Ps....This is a thread from February 2012 and is redundant....


----------



## jtaylortech3 (Nov 17, 2012)

First off I haven't just got my bearded dragon and secondly my attitude doesn't stink, its a lot of the members on this forum. I have come across endless amount of threads where people have been so incredibly rude and people have left simply because of there bad experiences. Do you think all these people are simply wrong in feeling that way? or that some members on here are the one's who need to sort out there attitude, its not a coincidence and frankly I feel the same. There is nothing wrong with my attitude at all and if you actually bother to read my previous posts correctly you can clearly see I was very nice and thanked every single person who commented and helped me (even when some were rude). But that said there are only so many comments I can read and rude comments I can have directed at me before I have enough....and that's exactly what happened. 

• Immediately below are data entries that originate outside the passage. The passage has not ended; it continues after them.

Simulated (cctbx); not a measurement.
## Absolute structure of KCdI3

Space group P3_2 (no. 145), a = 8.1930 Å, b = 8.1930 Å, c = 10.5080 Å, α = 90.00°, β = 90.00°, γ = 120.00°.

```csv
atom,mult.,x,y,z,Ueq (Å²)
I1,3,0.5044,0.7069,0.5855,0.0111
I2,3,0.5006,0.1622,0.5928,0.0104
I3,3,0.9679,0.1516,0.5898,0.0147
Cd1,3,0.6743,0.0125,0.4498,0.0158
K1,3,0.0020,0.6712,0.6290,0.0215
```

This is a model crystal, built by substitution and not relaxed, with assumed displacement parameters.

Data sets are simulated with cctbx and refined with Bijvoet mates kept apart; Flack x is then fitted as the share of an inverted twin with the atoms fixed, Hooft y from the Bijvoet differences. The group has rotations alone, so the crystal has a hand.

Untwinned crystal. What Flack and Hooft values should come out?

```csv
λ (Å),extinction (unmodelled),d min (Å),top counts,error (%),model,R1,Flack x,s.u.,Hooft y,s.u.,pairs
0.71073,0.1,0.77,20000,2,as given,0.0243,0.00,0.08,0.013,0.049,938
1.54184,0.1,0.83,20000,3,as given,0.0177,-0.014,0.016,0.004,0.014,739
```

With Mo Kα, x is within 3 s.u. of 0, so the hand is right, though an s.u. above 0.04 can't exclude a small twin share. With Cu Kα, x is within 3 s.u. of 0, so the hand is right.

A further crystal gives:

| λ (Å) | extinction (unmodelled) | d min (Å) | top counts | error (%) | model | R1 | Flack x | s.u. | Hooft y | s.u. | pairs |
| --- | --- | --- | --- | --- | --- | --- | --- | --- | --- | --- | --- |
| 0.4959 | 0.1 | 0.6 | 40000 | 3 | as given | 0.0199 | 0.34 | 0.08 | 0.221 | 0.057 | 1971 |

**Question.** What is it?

Again your comments regarding setup and everything else just show your ignorance and unwillingness to help! Did I not clearly stated I was in the process of changing my setup? Yes I did so don't tell me something I don't know, but what is actually laughable is you and no one else has even bothered not tell me the correct equipment required when I upgrade.

I personally would be very happy to not use this board again and don't you dare have the cheek to tell me "my dragon will end up dead". I many years back, had a bearded dragon for 5 years (till I emigrated) and never ever did I have only single problem with him, so I must know a bit more than you give me credit for. Either way atleast I have decency to try and find out information that is up to date to benefit my "newest" bearded dragon, instead of not bothering like some people might do. But honestly I feel like why did I bother after having such rude/unhelpful people on here!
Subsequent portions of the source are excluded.